I have always thought of the autumn as the beginning of the gardening year. A time to take stock whilst everything is still standing and memories are fresh from the growing season. A gentle pause before winter works and plans can be put into action.
This autumn is special, because I am taking a three-month sabbatical. I have worked consistently hard since starting my working life, taking very little time for myself in pursuit of the next step. Increasingly, and as the garden here grows and gently demands my attention, it has become a useful reminder that my energy should not always be directed outward. A garden needs time, not only in the tending, but also in the quiet of reflection. Which is the right way to steer one’s energy to shape future outcomes and, if you take the time to listen, which path is the right path, the one that reciprocates for the choices being meaningful?

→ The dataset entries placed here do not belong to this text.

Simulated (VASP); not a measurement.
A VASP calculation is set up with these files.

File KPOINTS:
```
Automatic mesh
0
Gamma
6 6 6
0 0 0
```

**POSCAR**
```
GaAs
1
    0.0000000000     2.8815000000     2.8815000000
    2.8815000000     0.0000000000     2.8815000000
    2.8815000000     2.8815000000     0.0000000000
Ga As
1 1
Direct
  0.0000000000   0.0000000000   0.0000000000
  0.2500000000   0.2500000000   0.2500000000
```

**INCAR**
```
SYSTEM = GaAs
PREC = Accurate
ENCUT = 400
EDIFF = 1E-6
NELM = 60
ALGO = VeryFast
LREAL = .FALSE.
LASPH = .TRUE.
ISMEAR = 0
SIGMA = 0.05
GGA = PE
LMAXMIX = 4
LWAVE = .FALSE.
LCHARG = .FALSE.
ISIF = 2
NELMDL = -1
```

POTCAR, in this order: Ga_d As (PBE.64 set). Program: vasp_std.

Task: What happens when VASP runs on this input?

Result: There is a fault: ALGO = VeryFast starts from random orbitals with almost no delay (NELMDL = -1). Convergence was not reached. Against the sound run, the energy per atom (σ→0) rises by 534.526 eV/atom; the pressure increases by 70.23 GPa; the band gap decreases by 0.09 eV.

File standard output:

So, after a year of planning for this moment with my team in the studio, I am now stepping into a period of recharge. A hard-won and slightly scary place for its unfamiliarity, but one that will bring with it clarity and new ways of seeing to galvanise the next chapter. The adventure will take me first to Mexico to meet up with a former colleague, Hortense Blanchard, who has a successful landscape practice, Estudio Ome , with her partner, Susana Rojas Saviñón. Together we will visit the work of the great Luis Barragán and the surreal jungle garden of Las Pozas, created by Edward James. Later I travel to Chile to visit landscape designer Teresa Moller, who I first met when I was there twenty years ago, when we talked about projects that have now become reality. We will travel to see some of her dialogues with landscape – her approach is always elegant and only what is needed to tease the essence from a place – and we will go on to see the wild places. To the Atacama Desert in the north to and the ancient Monkey Puzzle forests in the south.
I will also be making some still time to be here. Time I will savour for having it in hand and not having to fight for. The opportunity to stand in the middle of a garden that is maturing and in need of some careful thought to bring back the detail where we have been going through the motions of maintenance and not taken a pause to review. If I give myself the chance to truly look, I will know then where there may need to be more dramatic edits to make way for change. I have a stock bed of plants that have been watched and considered and it is now time to see what they are capable of in this ever-evolving canvas.
The falling away of autumn is one of my favourite seasons for it being forgiving. A push through paths that are now overhung with growth which is no longer a threat to orderliness. It is too late for such concerns and time to let go of the reins a little. The amsonia, that for the summer have simply been foliage, are now lit from within and a foil to a spill of Symphyotrichum ‘Photograph’. The perfectly flat seedheads on the Chasmanthium latifolium so crisp, as their leaves tatter and butter. It is a moment to savour the imperfection and its juxtaposition with the last flush.
Golden sternbergia and pink nerine throwing all their stored energy forward into October. The brave last spears on the Kniphofia thomsonii and the delicate late buckwheat amongst the plumage of Miscanthus sinensis ‘Krater’. I will be keeping a journal and a sketchbook and will report back as the adventure unravels so that Dig Delve will also be nurtured in these coming weeks. But before I go off on my first leg to Mexico next week, I will be sowing seed gathered from the garden and given to me by friends who make giving easy and meaningful. A featherlight envelope full of promise. The onward journey and a return to first germination and the prospect of the new.